In Brief
Astronomers have discovered the smallest star known to science: EBLM J0555–57Ab, about the size of Saturn, is 600 light-years from Earth. This tiny star may help us understand more about fusion and how to find distant worlds that can sustain life.

Scientists have discovered the smallest star known to science; in fact, it is so tiny that it barely qualifies as a star. Called EBLM J0555–57Ab, it is only slightly larger than Saturn. The star is part of a binary system, orbiting a much bigger star approximately 600 light-years from Earth.

“Our discovery reveals how small stars can be,” astronomer Alexander Boetticher from the University of Cambridge said in a press release. “Had this star formed with only a slightly lower mass, the fusion reaction of hydrogen in its core could not be sustained, and the star would instead have transformed into a brown dwarf.”

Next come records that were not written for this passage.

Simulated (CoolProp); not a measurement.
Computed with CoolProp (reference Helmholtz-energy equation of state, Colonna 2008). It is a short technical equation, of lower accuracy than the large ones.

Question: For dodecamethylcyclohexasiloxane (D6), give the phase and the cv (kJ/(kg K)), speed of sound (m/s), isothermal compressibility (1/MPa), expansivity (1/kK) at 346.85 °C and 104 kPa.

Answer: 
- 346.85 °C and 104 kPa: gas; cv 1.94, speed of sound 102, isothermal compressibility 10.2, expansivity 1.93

Image Credit: Alexander von Boetticher et al
Image Credit: Alexander von Boetticher et al. / Astronomy & Astrophysics

The issues that make this star a bit of a “borderline” case are the same that cause brown dwarves to be called “failed stars.” EBLM J0555–57Ab is just massive enough to enable hydrogen fusion to occur in its core, forming helium, as the researcher describe in their study published in Astronomy & Astrophysics. However, it remains very faint and difficult to see; it is approximately 2,000 to 3,000 times fainter than our Sun.

This, along with its proximity to parent star EBLM J0555–57A, made finding the tiny star a real challenge. Initially, EBLM J0555–57Ab was suspected of being an exoplanet as it orbited in front of its parent star. Only closer examination of the measurements revealed its true nature.

Dim, smaller stars like this one are prime candidates for hosting worlds that could support life because they provide the milder environments in which liquid water on planetary surfaces is more likely to survive. However, these minuscule stars are mysterious to us, not leastly because we rarely spot them. Hopefully, scientists will have more clues for finding them moving forward, having learning from this first discovery.